Matthew Sweet - Tomorrow Forever - Albums - Reviews - Soundblab

Matthew Sweet - Tomorrow Forever

by D R Pautsch Rating:8 Release Date:2017-06-23

Matthew Sweet has faced the need for reinvention before.  Two albums into his career with good reviews but disappointing sales he was dropped by his record label and recovering from divorce.  He then decided to change direction, bring in a band of stellar performers like Lloyd Cole, Robert Quine and Richard Lloy and channel the negativity. The result was Girlfriend, the ultimate power pop break-up album.  This started a run of five albums where Sweet could do little wrong.  The dark and malevolent Altered Beast gave way to the brash and tuneful 100% FunBlue Sky on Mars followed, complete with synths and that lead to the millennium weary In Reverse.  However, the new millennium saw Sweet stumble and subsequent offerings have failed to live up to those efforts.  Seemingly adrift of a record label Sweet turned to Kickstarter in 2014 and raised enough in one month to launch his new, at the time untitled, album in Spring 2015, with the promise ‘I hereby pledge to do everything mentioned above, as scheduled, come hell or high water. Trust in me, I won't let you down!’  Two years late, following the unexpected death of his mother and return to his Nebraska hometown Tomorrow Forever finally arrives with seventeen songs (twelve more if you signed up to the extra’s disk) that almost sounds like a Matthew Sweet greatest hits collection with new songs.  It's familiar, new and a return to form that from the opening Trick to the closing End is Near plays to Sweet’s strengths whilst sounding fresh.

Sweet has tried to evolve his musical style on each album, here he sounds like he is happy to just play what he enjoys.  So when we hear him enter the chorus of Trick it’s like putting on an old pair of very comfortable shoes, but in a good way as the melodies and sentiment just ooze with the signature harmonies and guitar that Sweet has become known for.  It’s not the massive lead single he tends to have on each album, Girlfriend or Sick of Myself for instance.  However, it grows into something very memorable and welcome indeed. The feeling of familiarity is something that continues throughout the album.  The opening notes of Country Girl sound eerily like the middle section of Thunderstorm, the mash up of three songs that signalled the end of In Reverse.  This then turns into an almost country number which switches up pace.  Music for Love is straight out of the Blue Sky on Mars mould with an easy lead guitar and repeating riff that just keeps bringing you back in.  Finally could be an off-cut of 100% fun with its throwaway nature and chunking guitar.
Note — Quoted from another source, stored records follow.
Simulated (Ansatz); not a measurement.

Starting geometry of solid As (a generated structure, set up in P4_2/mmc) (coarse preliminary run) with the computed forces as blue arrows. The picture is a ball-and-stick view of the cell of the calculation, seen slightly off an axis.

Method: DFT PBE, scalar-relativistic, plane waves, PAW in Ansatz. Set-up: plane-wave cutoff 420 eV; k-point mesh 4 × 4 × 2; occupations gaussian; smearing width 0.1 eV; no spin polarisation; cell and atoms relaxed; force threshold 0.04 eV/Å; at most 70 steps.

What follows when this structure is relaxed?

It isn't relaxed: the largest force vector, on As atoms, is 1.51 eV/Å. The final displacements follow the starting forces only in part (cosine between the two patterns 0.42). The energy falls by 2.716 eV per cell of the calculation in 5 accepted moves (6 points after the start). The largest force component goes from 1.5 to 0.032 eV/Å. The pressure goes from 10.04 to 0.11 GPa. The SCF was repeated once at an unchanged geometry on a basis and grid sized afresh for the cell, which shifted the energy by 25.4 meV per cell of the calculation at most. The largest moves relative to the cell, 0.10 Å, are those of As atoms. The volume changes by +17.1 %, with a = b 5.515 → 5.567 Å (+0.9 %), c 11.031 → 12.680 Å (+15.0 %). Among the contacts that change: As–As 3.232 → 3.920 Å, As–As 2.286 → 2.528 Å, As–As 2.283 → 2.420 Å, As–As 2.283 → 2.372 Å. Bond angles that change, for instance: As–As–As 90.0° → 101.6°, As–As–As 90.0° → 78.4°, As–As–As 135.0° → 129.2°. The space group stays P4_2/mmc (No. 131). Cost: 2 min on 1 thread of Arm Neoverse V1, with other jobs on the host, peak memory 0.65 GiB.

Where this album really comes into its own is where the music moves on slightly.  Circle with its stop and start guitars and sixties style vocals this is a groovy number that Ming Tea, Sweet’s side project that appears in the Austin Powers films, would be proud of.  Off The Farm is a Neil Young styled number filled with profanity, fun, keening guitars and sounds like he is going back to his Girlfriend days.  Come Correct might just be the most laid back, easy sounding number on the whole album but it might just be the best thing here with a chorus that hangs around long after it finishes.  Lyrically it covers the same ground as Write Your Own Song, from In Reverse but this is a much more positive mode and that positivity pervades the whole album.

For an album that doesn’t cover new ground and doesn’t have a stand out single this is a real step forward.  It's got all the old ingredients that once made Sweet so popular and yet it's as fresh as a daisy and perfect for gorgeous summers days.  Power pop is alive and well and man it's Sweet.